Touro Synagogue

The Jewish community of Newport was founded by 15 families who arrived in the colonial seaport by ship in 1658. In 1677 the Jewish community purchased and consecrated land to serve as a cemetery. Many of the founding members of the congregation are buried in the cemetery that can still be seen today where Kay Boulevard meets Bellevue Avenue and Touro Street, across from the Hotel Viking.

Newport’s colonial Jewish community initially met in homes or rented buildings and took turns leading the service. In 1758 Isaac Touro, a young rabbinic student, came from Amsterdam, Holland to serve as full time religious leader for the group. On December 2, 1763 the congregation proudly opened their synagogue for the first time on the first night of Hanukah.

Designed by noted colonial architect Peter Harrison, Touro Synagogue is considered among the ten most architecturally distinguished buildings of the 18th century and the only work by Harrison to remain essentially unaltered. The only synagogue to survive from the colonial period, Touro Synagogue is the oldest synagogue building still standing in the United States. There is still an active congregation over 130 members who meet in the historic synagogue.

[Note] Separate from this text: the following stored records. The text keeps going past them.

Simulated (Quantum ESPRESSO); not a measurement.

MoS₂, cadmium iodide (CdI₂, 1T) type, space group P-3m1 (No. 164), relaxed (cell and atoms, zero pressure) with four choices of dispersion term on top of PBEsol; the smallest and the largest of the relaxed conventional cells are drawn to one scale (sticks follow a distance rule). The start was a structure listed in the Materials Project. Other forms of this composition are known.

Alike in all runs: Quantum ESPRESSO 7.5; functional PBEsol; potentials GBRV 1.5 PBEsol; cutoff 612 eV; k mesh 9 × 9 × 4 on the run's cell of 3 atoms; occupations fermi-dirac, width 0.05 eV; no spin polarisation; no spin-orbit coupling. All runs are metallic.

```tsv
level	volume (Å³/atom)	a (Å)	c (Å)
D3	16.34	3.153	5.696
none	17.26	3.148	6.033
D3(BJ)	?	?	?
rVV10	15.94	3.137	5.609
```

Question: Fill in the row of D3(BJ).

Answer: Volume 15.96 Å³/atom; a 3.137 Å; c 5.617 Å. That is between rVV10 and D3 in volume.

During a visit to Newport with Thomas Jefferson in the summer of 1790, President George Washington received a letter from Moses Seixas, warden of the Newport congregation, congratulating the new leader and expressing concerns about the fate of the Jewish community under the new government. George Washington’s reassuring reply included some of Seixas’s own words and promised that the new nation would give “…to bigotry no sanction, to persecution no assistance…”

Because of Washington’s famous letter “To the Hebrew Congregation in Newport, Rhode Island” and its architectural significance, Touro Synagogue was made a National Historic Site by an Act of Congress in 1946. In 2001, Touro Synagogue became the 21st site in the National Trust for Historic Preservation’s collection of Historic Sites.